# After CSC’16 (cont’): The best paper

Now that the Proceedings of the CSC Workshop 2016 has appeared (link), we can look at the papers. In this post, we are going to look at the best paper by Manne, Naim, Lerring, and Halappanavar, “On stable marriages and greedy matchings” (doi).

As noted in the citation of the award, this paper brings together  recent half-approximation algorithms  for  weighted matchings  and the classical  Gale-Shapley and McVitie-Wilson algorithms for the Stable Marriage problem. This is helpful in two ways.

First, the authors show that a  recent half-approximation algorithm for computing greedy matchings, the Suitor algorithm and its variants,  is equivalent to  the classical algorithms for the Stable Marriage problem. This correspondence enables the authors to propose multi-core and many-core parallel algorithms for the Stable Marriage problem, based on the greedy matching algorithms. This way, if I am not mistaken, they develop the first GPU algorithm for the Stable Marriage problem.

Second, the extensive theoretical work on the Stable Marriage algorithms  explains the  behavior of the Suitor matching algorithm. The worst-case number of proposals in the Suitor algorithm can be $O(n^2)$,  where n is the number of vertices  in the bipartite graph. However, if the weights are assigned randomly, the expected number of proposals is $O(n \log n)$, which follows from a classical analysis of Donald Knuth [1, 2].

This work represents a nice marriage between theory and practice: the practical algorithms for the greedy matching help in designing parallel algorithms for the Stable Marriage problem, and the theoretical understanding of the Stable Marriage problem sheds light into the behavior of the greedy weighted matching algorithms.

### Vocabulary

Stable marriage problem: This is described on a full bipartite graph $G=(L\cup R, L\times R)$.  Each vertex on the left has a total ranking of the vertices on the right; similarly each vertex on the right has a total ranking of all vertices on the left. The aim is to find a matching $M$ such that no $l\in L$ and $r\in R$  would obtain a higher ranked partner if they were to abandon their current partners in $M$ and rematch with each other.

Greedy matching algorithm: Here we compute approximations to matchings of maximum  weight in weighted graphs. The Greedy algorithm  considers edges in a non-increasing order of weights and the heaviest remaining edge $(u,v)$ is added to the matching, whereupon all edges incident on $u$ and $v$ are removed. The Greedy matching is a half-approximate matching.

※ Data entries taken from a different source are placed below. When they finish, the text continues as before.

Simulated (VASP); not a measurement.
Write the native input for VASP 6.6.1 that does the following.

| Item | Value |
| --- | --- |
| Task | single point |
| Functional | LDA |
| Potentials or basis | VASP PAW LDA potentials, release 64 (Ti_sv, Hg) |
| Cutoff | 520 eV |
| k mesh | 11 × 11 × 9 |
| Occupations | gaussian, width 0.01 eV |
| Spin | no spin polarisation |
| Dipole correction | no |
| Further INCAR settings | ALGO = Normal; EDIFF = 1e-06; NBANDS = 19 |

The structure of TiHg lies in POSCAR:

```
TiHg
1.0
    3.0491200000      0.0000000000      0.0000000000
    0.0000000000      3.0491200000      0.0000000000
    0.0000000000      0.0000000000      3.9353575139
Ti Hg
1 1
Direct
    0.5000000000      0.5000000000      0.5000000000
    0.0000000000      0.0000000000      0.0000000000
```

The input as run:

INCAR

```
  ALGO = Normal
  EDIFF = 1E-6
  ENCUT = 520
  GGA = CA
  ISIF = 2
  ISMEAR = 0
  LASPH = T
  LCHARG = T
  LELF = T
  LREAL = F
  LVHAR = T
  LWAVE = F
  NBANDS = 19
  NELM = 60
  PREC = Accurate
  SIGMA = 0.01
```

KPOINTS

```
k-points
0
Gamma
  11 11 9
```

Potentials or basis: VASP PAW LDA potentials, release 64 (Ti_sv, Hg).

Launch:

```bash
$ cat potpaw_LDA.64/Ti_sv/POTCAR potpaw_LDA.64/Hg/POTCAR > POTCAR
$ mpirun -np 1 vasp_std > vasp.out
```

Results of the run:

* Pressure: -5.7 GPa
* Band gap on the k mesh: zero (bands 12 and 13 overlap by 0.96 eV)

Suitor algorithm: This is a proposal based algorithm . Vertices can propose in any order, however, each vertex proposes to a neighbor with the  heaviest weight  that already does not have a better weight offer to match with it.  A vertex could annul the proposal received by a neighbor if it has a better weight edge to offer the neighbor.  When two vertices propose to each other, they are matched. The Suitor algorithm computes the same matching as the one obtained by the Greedy algorithm and the Locally Dominant edge algorithm described by Robert Preis !

### References

1. Vicki Knoblauch, Marriage matching: A conjecture of Donald Knuth, Economics Working Papers. Paper 200715, http://digitalcommons.uconn.edu/econ_wpapers/200715, 2007.
2. Donald E. Knuth, Stable Marriage and its Relation to Other Combinatorial Problems, CRM Proceedings and Lecture Notes, Vol. 10 American Mathematical Society, (1997).
3. Fredrik Manne and Mahantesh Halappanavar, New effective multithreaded matching algorithms, in Proc. IPDPS 2014, IEEE 28th International Parallel and Distributed Processing Symposium, Phoenix, AZ, USA, pp. 519–528, 2014.
4. Robert Preis, Linear time $1/2$-approximation algorithm for maximum weighted matching in general graphs, in Proc. STACS 99, 16th Annual Symposium on Theoretical Aspects of Computer Science Trier, Germany, pp. 259–269, 1999.